He's more passionate on the topic of building a winner. We talked a lot about how the players on the Thunder only won 23 games, but they have a process and a system that the whole organization believes in, and through all the losing nobody pointed fingers at each other. He talked about having building blocks. He talked about how every player and even coach Scott Brooks had committed to improving over the summer. (What would that entail? "A lot of film work, visiting players, visiting other coaches and picking their brains, self analysis ...")
"We like the direction," he says. "We feel we have been able to accumulate players with the right mindset, and they're working with passion to get better. This is another opportunity to get one of those players."
Perhaps the Unluckiest of All
Before the lottery, there was a mini-lottery, to break a tie between the Clippers and the Wizards. The Clippers "lost." The NBA's Jamin Dershowitz explains that the tie-break determined two things: Which team got one extra combination of numbers, out of a thousand, and which team got the set of numbers that go to the third-worst team.

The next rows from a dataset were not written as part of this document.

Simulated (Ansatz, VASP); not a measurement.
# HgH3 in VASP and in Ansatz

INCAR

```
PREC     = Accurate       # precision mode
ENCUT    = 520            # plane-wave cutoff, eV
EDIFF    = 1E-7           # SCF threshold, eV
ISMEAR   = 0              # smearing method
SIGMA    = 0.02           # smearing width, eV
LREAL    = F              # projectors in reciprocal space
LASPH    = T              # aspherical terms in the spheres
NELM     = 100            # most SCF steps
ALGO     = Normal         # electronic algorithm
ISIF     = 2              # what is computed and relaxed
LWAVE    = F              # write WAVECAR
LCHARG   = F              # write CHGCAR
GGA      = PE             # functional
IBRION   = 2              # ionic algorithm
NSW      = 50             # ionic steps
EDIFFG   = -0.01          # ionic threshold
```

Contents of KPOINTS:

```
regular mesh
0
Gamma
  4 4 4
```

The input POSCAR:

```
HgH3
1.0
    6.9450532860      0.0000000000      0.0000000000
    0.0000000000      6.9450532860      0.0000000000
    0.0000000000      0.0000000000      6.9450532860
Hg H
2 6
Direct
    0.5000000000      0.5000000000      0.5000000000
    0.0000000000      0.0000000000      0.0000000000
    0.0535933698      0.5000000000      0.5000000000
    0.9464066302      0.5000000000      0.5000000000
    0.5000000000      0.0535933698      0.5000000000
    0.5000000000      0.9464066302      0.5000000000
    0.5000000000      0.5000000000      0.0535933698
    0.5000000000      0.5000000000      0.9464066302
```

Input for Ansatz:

In other words, the set of numbers that resulted in the top overall pick.
Instead of having those winning numbers, the Wizards -- who only won two more games than the Kings -- ended up fifth.
The best part of the whole deal is this: You know how they do those tie-breakers? They don't flip a coin. No sir. In a way, the first pick in the lottery was decided just as I hoped it would be. With a hand, reaching into a basketball that has been cut open, and drawing out a ping pong ball.